Brahms Piano Pieces from Texas
Precious Piano Pieces
New Bern, NC – In his usual self-depreciating way, Johannes Brahms wrote to his friends of a "tiny, tiny piano concerto with a tiny, tiny wisp of a scherzo" and of "a bunch of little piano pieces."
History reveals that from its opening horn call with the piano soon taking over the proceeedings to its "child-like" finale, the Piano Concerto No.2 by Brahms is one of those lonumental- and still popular- works for piano and orchestra. That it's also one of my favorites probably shouldn't color this review, but sometimes I can't help myself.
Not only do I love this concerto. The performance here by Montreal-born pianist Marc-Andre Hamelin and the Dallas Symphony Orchestra, under the direction of Andrew Litton has kept me under its spell for the last couple of weeks.
Brahms (1833-97) completed his second concerto in 1881 near his adopted home city of Vienna. It's in four movements instead of the usual three for a concerto,and begins with a plaintive horn call that the piano seems to take over even before the horn player has a chance to finish.
The second movement- the 'extra" one- is even more powerful than the first, with the piano gushing out its opening theme before the orchestra comes in to calm the soloist.
The warm sounds of the solo cello- played here by Christopher Adkins-begins the beautiful third movement, while the pianist get a much-needed rest after the previous workout. When the pianist does arrive, it's with soothing music that fits the character of the cello's theme.
The rippling music of the finale has been described as child-like in mood, although the skill necessary to play it is anything but simple. This exuberant music brings to a close one of the greatest of all piano concertos. While I'll never forget my old LP of of pianist Rudolph Serkin and the Cleveland Orchestra with conductor George Szell in this music. Hamelin, Litton, and the Dallas players turn in a more credible job.

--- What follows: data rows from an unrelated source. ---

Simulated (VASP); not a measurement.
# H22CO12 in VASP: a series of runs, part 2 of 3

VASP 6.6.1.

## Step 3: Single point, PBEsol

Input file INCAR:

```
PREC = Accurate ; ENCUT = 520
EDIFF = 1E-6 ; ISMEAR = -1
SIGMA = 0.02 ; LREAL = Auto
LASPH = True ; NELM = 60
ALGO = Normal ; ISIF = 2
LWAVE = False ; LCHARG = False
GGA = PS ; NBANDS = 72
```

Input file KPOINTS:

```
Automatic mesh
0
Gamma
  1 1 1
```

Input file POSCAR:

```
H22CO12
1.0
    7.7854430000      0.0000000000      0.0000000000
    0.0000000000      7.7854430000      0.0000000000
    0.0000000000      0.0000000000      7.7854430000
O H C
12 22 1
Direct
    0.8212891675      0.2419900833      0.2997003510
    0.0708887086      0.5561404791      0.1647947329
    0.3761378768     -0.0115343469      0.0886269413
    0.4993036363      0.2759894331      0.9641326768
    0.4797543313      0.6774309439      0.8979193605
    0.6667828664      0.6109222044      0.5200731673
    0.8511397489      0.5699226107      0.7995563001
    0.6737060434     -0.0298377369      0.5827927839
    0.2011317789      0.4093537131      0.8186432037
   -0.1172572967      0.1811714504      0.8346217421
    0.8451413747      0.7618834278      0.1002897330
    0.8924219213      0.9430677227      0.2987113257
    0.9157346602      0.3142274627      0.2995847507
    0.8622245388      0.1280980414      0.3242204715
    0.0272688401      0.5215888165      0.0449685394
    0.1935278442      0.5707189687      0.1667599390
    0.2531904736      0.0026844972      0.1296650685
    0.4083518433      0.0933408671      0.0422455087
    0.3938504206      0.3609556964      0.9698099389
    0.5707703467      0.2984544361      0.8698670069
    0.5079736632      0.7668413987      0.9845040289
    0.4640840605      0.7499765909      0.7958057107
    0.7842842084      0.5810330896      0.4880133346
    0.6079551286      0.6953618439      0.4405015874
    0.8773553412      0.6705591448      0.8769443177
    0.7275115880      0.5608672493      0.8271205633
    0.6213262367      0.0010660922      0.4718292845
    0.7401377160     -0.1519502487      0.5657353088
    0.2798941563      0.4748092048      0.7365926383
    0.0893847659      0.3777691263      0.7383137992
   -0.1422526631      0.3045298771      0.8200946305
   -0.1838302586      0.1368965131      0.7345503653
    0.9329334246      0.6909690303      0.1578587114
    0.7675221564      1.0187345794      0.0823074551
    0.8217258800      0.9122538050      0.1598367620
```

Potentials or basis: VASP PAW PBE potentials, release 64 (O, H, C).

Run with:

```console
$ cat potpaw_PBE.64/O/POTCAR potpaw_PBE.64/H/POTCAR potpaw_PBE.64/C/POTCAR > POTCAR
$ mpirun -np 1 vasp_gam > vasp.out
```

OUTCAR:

Hamlin rounds out this CD with the Four Piano Pieces, Op 119, that date to 1896 and were the last piano works Brahms completed. There are three gentle intermezzi and a lively rhapsody.
The aging Clara Wieck Schumann- Robert Schumann's widow and Brahms'close friend- is quoted by Brahms biographer, Malcolm MacDonald, as describing the first gentle intermezzo a a "grey pearl. Do you know them? They look as if they were veiled and are very precious."